When I first started talking with my family about sexuality and gender, I got a lot of push-back over how I described myself and how I didn’t describe myself.
“Straight” or “heterosexual” were terms my relatives were willing to compute. They also understood “lesbian,” even if they refused to engage it. But “fluid”? “Bisexual”? They weren’t familiar with that language at all, and they didn’t want to become familiar. My parents and senior relatives had no real connection to LGBTQ people; in some cases they were assertively hostile to the community; and many of them also had deep misconceptions about what it means for a person to be anything other than heterosexual.
So on top of learning about myself in an environment where I had no visible forerunners, no elders from my ethnic or religious subcultures who’d been where I was and were willing to share their experience with me, I also had to help some of my relatives make their implicit assumptions explicit long enough for us to sift those assumptions and replace misunderstanding with truth.

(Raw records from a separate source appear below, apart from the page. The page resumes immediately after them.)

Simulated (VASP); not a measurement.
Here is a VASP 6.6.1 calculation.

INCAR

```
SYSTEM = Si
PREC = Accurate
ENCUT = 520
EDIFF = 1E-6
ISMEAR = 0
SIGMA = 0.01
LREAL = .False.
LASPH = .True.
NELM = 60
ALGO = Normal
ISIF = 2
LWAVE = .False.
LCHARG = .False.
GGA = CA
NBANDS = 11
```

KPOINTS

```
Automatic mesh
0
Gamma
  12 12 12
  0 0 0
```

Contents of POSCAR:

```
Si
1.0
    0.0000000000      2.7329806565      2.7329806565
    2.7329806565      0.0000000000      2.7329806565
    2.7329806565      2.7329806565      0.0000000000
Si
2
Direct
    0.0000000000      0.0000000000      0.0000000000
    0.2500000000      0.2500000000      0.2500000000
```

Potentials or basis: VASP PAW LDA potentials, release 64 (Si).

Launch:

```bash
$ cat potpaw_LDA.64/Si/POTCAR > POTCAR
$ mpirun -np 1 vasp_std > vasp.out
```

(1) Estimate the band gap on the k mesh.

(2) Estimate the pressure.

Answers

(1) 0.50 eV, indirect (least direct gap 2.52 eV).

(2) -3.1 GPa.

For us, that meant a lot of really hard and mostly thankless work over years. Eventually I had to stop before I burned out, and walking alongside resistant people is not an adventure I’d recommend to anyone!
One conversation still stands out to me, though. I was eating a fancy pizza with one of my favorite humans, and she was trying to figure out the implications of what I was sharing with her. I told her that I wanted to focus on being honest about where I was, how I read my own history, and how that could change, and I said that I didn’t want to be overshadowed by the labels I used.
Back then, she thought this was a naive position. I can empathize with that now, even if my basic point of view hasn’t changed.
Labels are what we use to help us move through the world. Labels help us distinguish “table” from “chair” and “plate” from “knife.” Labels allow us to distinguish between “gungo peas and rice” (a Jamaican dish) and “arroz con gandules” (a Puerto Rican dish made three hops east of Jamaica).
With labels we more easily share our experiences with other people and connect with people we didn’t even know we were linked to. Labels allow for both communication and for community. No matter how much we chafe at them, they’re important. But the ones we choose for ourselves can only take us so far, because our wider society also chooses labels for us. We can’t opt out of navigating these social tags even when we want to.
In the short book Our Lives Matter, Rev. Pamela Lightsey looks at how members of the 20th Century civil rights movement have built common identities. It’s not an easy, linear story, not any more than individual identity formation is easy or linear.
While [identity] categories are subjective, our history has shown that not only is identity as real as an individual perceives it to be, [but also] the impact is as real as the society in which we live perceives it to be. The constructs can be experienced as lived reality despite [their] subjectivity… And while no one person can speak for an entire body of people, there are many occasions when for the sake of justice we need to address discrimination and do so on the basis of solidarity… Sticks and stones may break your bones and yes, being perceived in a particular category can also hurt you.” —Rev. Pamela Lightsey
None of us can fully represent the experiences and perspectives of other people. However, social solidarity work often means that our groups’ stories and experiences need to be shared with people who might never meet the people we’re communicating with and might only ever hear from us. It takes courage to share in those conditions. And it takes strength to use one’s labels without making oneself or one’s story a mere instrument in the service of “good.”
One thing the concept of identity that Lightsey described has done for me is authorized me not to take demographic group membership so seriously I can no longer explore, play, or be surprised. I especially want to hold identities lightly during times like this, when social battles are overwhelming and hope is thin. At times like this, it helps to remember I’m more than what I’ve been told I am, and It serves me to keep learning, keep growing, and keep serving, regardless of my social names.